Karachi: The KSE-100 Index, a key benchmark for the Pakistan Stock Exchange, reached an unprecedented high of 125,627 points at the close of June 2025, marking a significant 59% return for the fiscal year. This achievement underscores the index's resilience amid global geopolitical tensions and places it as the second-highest annual gain in over two decades.
The fiscal year concluded with a notable response from equity markets following the announcement of the FY26 Budget. Government decisions to maintain tax rates on capital gains and dividends while raising taxes on institutional and corporate fixed income investments played a role in steadying the market. The month of June, however, was characterized by global market volatility due to the Iran-Israel-US conflict, which initially led to a 7% dip in the KSE-100. The subsequent ceasefire helped the index recover, closing with an 8% rebound by month's end.
In parallel, geopolitical tensions impacted oil prices, with Brent crude reaching a five-month high of $79 per barrel. The State Bank of Pakistan (SBP), facing potential inflationary pressures, chose to maintain its policy rate at 11% during a mid-June meeting, despite the challenging economic environment.
The National Assembly approved the FY26 Budget, with a total outlay of Rs17.6 trillion, aiming for enhanced revenue and a controlled fiscal deficit. The budget includes tax relief for the lower income brackets and increased focus on mortgage financing and subsidies for affordable housing, signaling potential growth in the construction sector.

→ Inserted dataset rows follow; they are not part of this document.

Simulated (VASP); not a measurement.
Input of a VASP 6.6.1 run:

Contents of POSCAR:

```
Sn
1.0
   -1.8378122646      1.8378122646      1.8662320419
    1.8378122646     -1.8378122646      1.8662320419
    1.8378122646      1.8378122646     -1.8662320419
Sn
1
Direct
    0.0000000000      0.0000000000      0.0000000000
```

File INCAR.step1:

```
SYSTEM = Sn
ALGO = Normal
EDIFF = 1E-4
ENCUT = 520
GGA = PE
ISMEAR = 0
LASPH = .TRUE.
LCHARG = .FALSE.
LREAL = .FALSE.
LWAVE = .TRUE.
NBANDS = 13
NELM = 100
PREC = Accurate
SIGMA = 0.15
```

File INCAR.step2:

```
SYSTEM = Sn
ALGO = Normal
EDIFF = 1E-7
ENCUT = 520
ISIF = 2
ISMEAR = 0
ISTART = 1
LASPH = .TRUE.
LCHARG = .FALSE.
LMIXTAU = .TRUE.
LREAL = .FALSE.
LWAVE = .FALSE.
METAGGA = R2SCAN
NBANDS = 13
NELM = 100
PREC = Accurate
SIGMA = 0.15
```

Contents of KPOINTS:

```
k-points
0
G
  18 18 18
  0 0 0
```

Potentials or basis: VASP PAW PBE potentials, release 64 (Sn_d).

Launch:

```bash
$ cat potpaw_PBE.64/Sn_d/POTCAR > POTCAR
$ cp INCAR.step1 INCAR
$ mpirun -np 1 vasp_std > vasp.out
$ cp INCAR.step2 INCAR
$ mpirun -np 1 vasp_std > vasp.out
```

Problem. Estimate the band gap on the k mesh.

Despite these optimistic developments, the SBP's foreign exchange reserves saw a significant drop, primarily due to debt repayments, though expectations of rollovers offer some hope for recovery.
Looking forward, market analysts maintain a positive outlook on Pakistan equities, emphasizing sectors driven by domestic demand. The stabilization of inflation and recovery in consumer purchasing power are expected to bolster market performance, with particular interest in companies such as OGDC, FFC, and DGKC.